Amazon, which helped popularize cloud computing, is now turning its attention to long-term cloud archiving with the company’s new Glacier service.
As its name suggests, Glacier is not meant for quick retrieval of files and backups. “Amazon Glacier is designed for data that is infrequently accessed, yet still important to retain for future reference, and for which retrieval times of several hours are suitable,” said the company in a brief announcement on the Amazon Web Services (AWS) site.
The company is not kidding about hours-long retrieval times.
According to Amazon, retrieval jobs can take three to five hours, and the data remains available for download for 24 hours. Glacier archives are protected by the 256-bit Advanced Encryption Standard (AES-256).
Storing data on Glacier costs $0.01 per gigabyte per month. Individual archives are capped at 40 GB. Although not overtly marketed as such, there are penalties for retrieving data too frequently from Glacier’s vaults or deleting data less than three months old.
Each month, the service allows AWS account holders to retrieve 5 percent of their Glacier data for free, but with a catch. “The allowance is pro-rated daily,” explains Amazon. Retrieval fees above the daily allowance start at $0.01. Additionally, Amazon charges $0.03 per GB for data deleted prior to 90 days.

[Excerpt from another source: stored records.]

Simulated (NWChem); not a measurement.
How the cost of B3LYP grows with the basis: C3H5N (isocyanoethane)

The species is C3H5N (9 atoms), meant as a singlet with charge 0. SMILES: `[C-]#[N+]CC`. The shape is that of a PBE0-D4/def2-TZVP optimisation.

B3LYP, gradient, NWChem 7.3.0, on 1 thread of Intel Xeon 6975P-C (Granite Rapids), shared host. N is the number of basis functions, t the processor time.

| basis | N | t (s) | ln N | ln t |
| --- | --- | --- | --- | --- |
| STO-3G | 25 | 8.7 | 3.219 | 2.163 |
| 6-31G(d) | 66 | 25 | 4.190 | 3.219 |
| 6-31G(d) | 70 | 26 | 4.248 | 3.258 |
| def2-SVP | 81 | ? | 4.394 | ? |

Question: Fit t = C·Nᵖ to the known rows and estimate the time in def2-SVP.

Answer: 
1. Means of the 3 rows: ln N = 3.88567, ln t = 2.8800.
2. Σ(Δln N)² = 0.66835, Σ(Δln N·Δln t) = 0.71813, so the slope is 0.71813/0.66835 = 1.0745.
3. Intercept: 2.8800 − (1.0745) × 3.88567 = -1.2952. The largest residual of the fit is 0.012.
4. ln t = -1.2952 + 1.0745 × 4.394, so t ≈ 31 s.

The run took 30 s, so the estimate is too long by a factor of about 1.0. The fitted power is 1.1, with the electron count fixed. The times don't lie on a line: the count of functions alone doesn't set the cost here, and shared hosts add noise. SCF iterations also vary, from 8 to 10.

As expected, users can upload data over the Internet. For large archives, Amazon suggests its AWS Import/Export cloud-seeding service, a sneakernet alternative that involves shipping to a portable storage device to Amazon.
As The Tape Whirs?
While Amazon is keeping quiet about the technology powering Glacier, some industry watchers like EMC data center guru Mark Twomey suspect that tape libraries are doing the heavy lifting.
Mark Twomey writes in his Storagezilla blog, “When you’re waiting for your 3 to 5 hour time to first byte window to pass that’s a robot picker waiting for a tape drive or drives to free up so it can load the required tape volumes and start reading them off to a disk staging area from where you then download your data.”
Twomey concedes that an all-disk infrastructure is possible and the lengthy data retrieval times can be attributed to aggressive compression and decryption. Despite Amazon’s silence on the issue, other cloud providers are moving aggressively to make tape systems a common sight in cloud archiving infrastructures.
In March, Fujifilm launched Permivault, a cloud archiving service where data resides on LTO5 tape drives and libraries. It’s a data-keeping strategy made viable by the Linear Tape File System (LTFS), an open tape storage format, and storage systems like Crossroads Systems’ StrongBox.
Strongbox is an appliance that sits atop tape libraries, providing buffering and caching to boost data ingest and retrieval performance. LTFS support allows storage administrators and end users to employ non-proprietary data management techniques, which eases file access and promotes data portability.